A depressingly, confusingly, and oddly serious investigation on why I feel totally guilty about gay bashing, and a call to arms…
Recently, I had a very disturbing dream in which I was being bullied by practically everyone. I couldn’t walk down a street without encountering someone holding up a sign that said that I was a terrible person. I couldn’t turn on the tv without someone debating or questioning the validity of my life. My soul was being constantly battered by people telling me that I was awful and an abomination – and the clincher was I DIDN’T KNOW WHAT I HAD DONE THAT WAS SO WRONG. I didn’t think that I was evil or disgusting. I just thought I was me, and I was horribly saddened and confused by the fact that no one seemed to like me, or appreciate me, or even want me around. When I woke up (literally in a cold sweat), I realized that (although this has never happened to me personally) this is what happens to my gay friends on a daily basis. I never thought about what it must feel like to be marked and hunted and treated as though you’re less than human because of who you are – who you were, in fact, born to be. Let me tell you folks – I felt like a total fucking asshole.
I have pretty much always had gay friends. When you’re the weird chick in a small town high school, gays are your go-to folks on the friends front. They have a tendency to be more accepting and just generally nicer and (dare I say WAY smarter) than the I-Roq-driving douchebag alternatives. Because of the fact that I’d always been a friend to gay people, I didn’t think that I could possibly be responsible for what admittedly happens to them in our society. How many times, however, have I witnessed people being close-minded assholes about homosexuality and NOT SAID ANYTHING? How many times have I been sitting with a friend when someone made an off-color joke that clearly hit home, and not DONE ANYTHING? I may not have been an active participant in any gay bashing, but I was a party to it, and for that I am sincerely ashamed.
There are many things about gay people that I admire, (their sheer courage, their wonderful humor, their compassion towards others) but right now the thing I’m liking the most is that gay people seem to be able to affect political change in a way that is both positive and compelling.

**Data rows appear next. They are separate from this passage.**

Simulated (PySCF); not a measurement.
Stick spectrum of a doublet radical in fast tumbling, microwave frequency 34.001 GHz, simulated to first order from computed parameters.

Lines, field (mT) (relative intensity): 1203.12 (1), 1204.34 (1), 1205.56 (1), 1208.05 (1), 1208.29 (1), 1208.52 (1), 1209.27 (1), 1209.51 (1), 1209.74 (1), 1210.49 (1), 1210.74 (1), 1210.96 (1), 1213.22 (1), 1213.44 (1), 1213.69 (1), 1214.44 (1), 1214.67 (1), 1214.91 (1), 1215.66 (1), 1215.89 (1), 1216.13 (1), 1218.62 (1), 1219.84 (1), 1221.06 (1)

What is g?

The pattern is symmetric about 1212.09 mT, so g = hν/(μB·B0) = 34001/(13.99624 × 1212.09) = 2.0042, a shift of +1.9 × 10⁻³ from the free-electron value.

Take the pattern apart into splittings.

Let’s just think, for a moment, about the word “gay.” Some of you campers may be too young to remember this, but when I was growing up, the word “gay” was like a mid-level cuss word (less than “fuck” and greater than “damn” or “hell”). It was also what you’d call a fighting word. If you called a kid “gay,” he was probably going to punch you square in the nose. Things have changed, however. Now the word “gay” doesn’t have the cuss word connotation attached to it – they use it on the news (even stupid, reeking, stinking, horrible, borderline illiterate, asshole brigadoon, FOX News) all the time. I don’t know if it’s still a punching offense in kid land to call another child “gay,” but it seems like some of the sting has gone out of the term even as an insult. It seems to me like now it’s more of a jibe that has nothing to do with homosexuality in and of itself. How did this happen? It happened because through education, humor, class and grace, homosexuals managed to change their own etymology. They changed a word without being caustic or resorting to violence. They took a word that was meant to be hurtful and transformed it into an adjective that in the worst case has a null value, and in many cases, has a positive one. This is an amazing, and wonderful, and RARE event – it should be noticed and celebrated.
It’s not okay to be passive when other people are being bullied. It’s not okay for anyone to treat any other person as less than human, ever, for any reason. Not to beat a dead horse, but THAT’S WHAT HITLER DID. The Christian Right is wrong. Even if you don’t agree with me about the evolution of the term “gay,” however you slice it, it’s still an adjective – it modifies PERSON. It’s time all of us straight people who love our gay friends, do something about it. It doesn’t take a lot of time or money to take a stand – all it takes is your voice, and all you need to say is, “No.”